All Our Lives They Wanted To Ruin Us

Myanmar’s government described the country’s bloody military clampdown on Rohingya Muslims last year as a one-off spasm of violence, triggered by local terrorists. A consensus is building among international investigators that it was something else: a decisive and deliberate purge of the ethnic minority after decades of intensifying atrocities that amounts to genocide. The Wall Street Journal examined Myanmar legislation, actions and statements by its military, and documents from human-rights researchers back to the 1970s. It interviewed dozens of Rohingya refugees in Bangladesh and legal experts now pushing for prosecution of military officials. Nearly all pointed to the same conclusion. Myanmar tried for years to drive Rohingya Muslims out of the country before it launched operations in August 2017 to destroy them. The government has long deprived Rohingya of citizenship, denied them access to education and restricted their ability to marry and have children. Officers seized their property and demanded payments for daily activities needed to farm or sell goods. Crackdowns forced Rohingya to flee in large numbers many times across the border to Muslim-majority Bangladesh. Each time, the neighbouring country made repatriation deals with Myanmar and sent most of them back.

Nazir Ahmed. Photo by Paula Bronstein for The Wall Street Journal.

Nazir Ahmed, a refugee from last year’s violence living in a Bangladesh camp, described in an interview how soldiers forced him and his father into labour starting in the 1980s, appropriated his family’s land in the 1990s and raided his village in recent years. United Nations investigators now believe those actions set the stage for the attacks last year when security forces swept through Mr Ahmed’s village and hundreds of others killing children in front of their parents, gang-raping women and deliberately setting fire to homes. Between 700,000 and 800,000 people, or more than half of Myanmar’s Rohingya residents, were pushed out, joining 200,000 others who left in previous years and didn’t return. Nearly two-thirds of the country’s Rohingya population is now living in either internment camps in Myanmar or refugee camps in Bangladesh.
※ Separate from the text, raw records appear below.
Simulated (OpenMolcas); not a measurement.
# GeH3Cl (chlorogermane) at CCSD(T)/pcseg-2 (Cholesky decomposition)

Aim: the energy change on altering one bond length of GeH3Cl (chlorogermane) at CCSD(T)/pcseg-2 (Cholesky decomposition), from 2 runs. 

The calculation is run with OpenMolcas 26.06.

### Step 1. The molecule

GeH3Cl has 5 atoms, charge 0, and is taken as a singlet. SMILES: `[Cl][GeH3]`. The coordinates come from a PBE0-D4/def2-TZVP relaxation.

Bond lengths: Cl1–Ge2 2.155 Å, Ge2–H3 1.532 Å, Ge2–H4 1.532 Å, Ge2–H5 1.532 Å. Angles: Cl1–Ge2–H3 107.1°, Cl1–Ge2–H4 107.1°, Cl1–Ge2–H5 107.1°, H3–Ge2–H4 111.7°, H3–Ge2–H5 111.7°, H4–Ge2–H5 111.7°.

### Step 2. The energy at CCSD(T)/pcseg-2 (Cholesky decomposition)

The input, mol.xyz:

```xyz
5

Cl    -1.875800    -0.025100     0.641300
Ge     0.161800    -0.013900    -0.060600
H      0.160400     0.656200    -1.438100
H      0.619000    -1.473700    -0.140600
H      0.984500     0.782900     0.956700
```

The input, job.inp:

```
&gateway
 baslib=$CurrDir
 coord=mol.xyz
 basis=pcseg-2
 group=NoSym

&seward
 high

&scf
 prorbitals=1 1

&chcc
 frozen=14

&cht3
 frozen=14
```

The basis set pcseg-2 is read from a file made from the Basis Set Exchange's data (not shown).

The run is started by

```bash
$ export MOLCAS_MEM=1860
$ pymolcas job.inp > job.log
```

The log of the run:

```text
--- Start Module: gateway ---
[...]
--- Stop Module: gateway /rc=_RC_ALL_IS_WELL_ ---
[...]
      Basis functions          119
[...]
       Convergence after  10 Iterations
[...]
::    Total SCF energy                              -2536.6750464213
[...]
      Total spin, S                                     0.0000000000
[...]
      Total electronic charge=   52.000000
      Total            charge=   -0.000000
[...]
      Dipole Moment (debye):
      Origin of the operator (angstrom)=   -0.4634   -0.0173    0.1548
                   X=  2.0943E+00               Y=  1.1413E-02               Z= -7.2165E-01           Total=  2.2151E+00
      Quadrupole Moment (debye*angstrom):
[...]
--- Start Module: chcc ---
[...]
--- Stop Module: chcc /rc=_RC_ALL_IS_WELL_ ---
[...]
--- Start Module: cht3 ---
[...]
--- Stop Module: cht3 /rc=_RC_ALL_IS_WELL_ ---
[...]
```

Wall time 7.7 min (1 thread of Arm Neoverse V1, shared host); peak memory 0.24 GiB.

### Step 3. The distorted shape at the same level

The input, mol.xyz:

The two governments planned to begin repatriation last week, a deal that drew widespread international criticism and ultimately failed. Rohingya families refused to return without a guarantee of basic rights and an end to systematic oppression. During previous international human-rights trials for mass crimes, including killings in Bosnia and Rwanda in the 1990s, judges relied on patterns of historical discrimination to conclude those army commanders and others had acted with genocidal intent, planning their attacks. Investigators are pushing the same line now after a U.N. mission in late August recommended Myanmar’s army chief and other commanders be prosecuted for genocide. Their full 444-page report, released in September, cited “successive laws and policies” that created “severe, systemic and institutionalised oppression from birth to death” and made daily life “untenable,” including restrictions on travel and arbitrary arrest.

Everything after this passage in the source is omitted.